Candace Johnson, a Memphis, Tennessee native, has lived in the Washington, DC metro area for the last decade. She currently works on Capitol Hill as a scheduler and executive assistant for Congressman Jamie Raskin (MD-08). No stranger to the PSOW’s contests, Candace previously placed third in a contest to honor National Protocol Officers Week in 2015. She has now earned the top spot in our recent musically-themed contest to celebrate National Business Etiquette Week with her winning entry—an etiquette-inspired rendition of the current hit “Old Town Road” by Lil Nas X and Billy Ray Cyrus. (Listen to Candace’s award-winning entry below.)
Candace, where do you live and what is your current occupation?

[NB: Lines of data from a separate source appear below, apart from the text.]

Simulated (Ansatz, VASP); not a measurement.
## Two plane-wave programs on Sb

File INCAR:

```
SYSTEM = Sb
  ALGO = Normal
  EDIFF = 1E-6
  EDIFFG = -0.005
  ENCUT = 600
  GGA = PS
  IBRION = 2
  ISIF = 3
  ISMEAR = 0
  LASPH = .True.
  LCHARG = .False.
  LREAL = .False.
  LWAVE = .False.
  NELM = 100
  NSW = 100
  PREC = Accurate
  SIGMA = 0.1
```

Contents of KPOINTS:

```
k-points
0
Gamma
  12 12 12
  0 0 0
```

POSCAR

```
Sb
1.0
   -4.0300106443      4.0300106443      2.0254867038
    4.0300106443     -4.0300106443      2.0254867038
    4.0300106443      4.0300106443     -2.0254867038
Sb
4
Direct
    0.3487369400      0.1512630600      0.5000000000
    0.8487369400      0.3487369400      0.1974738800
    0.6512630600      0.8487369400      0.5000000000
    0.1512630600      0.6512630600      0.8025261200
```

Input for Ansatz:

I work on Capitol Hill for Congressman Jamie Raskin (MD-08) as a scheduler and executive assistant. In that role, I manage schedules, coordinate travel, and receive and process interview and meeting requests from constituents as well as from lobbying groups who want to meet with my boss. I drew upon my experience of constantly interacting with others for my song entry in this year’s NBEW contest. I currently live in Silver Spring, MD, which is in Maryland’s 8th Congressional District.
How did you become aware of the National Business Etiquette Week Contest?
I came across The Protocol School of Washington after doing a Google search on etiquette and protocol training, and I was very interested in the programs the School offered. When I learned about PSOW, I also learned about National Protocol Officers Week. I entered one of PSOW’s first contests with the hopes of winning as a way to afford attending one of the courses offered – I won third place! Through the years, I have kept up with the School and have received notifications about National Protocol Officers Week as well as about National Business Etiquette Week when that launched.
This year’s NBEW contest was about music and how it can remind us to follow protocol, rules of etiquette and manners in the workplace. What made you decide to enter this year?
I always considered entering in previous years, but I never did. But I thought this year’s theme was so perfect because I come from a moderately musically inclined family. I’ve been in marching bands, my brother is a singer, my dad sang in choirs when I was growing up. I was also an English minor, so writing and the creative process are things that I hold dear. I thought it would be perfect for me to enter the contest this year because I would be able to bring music, writing, and creativity together.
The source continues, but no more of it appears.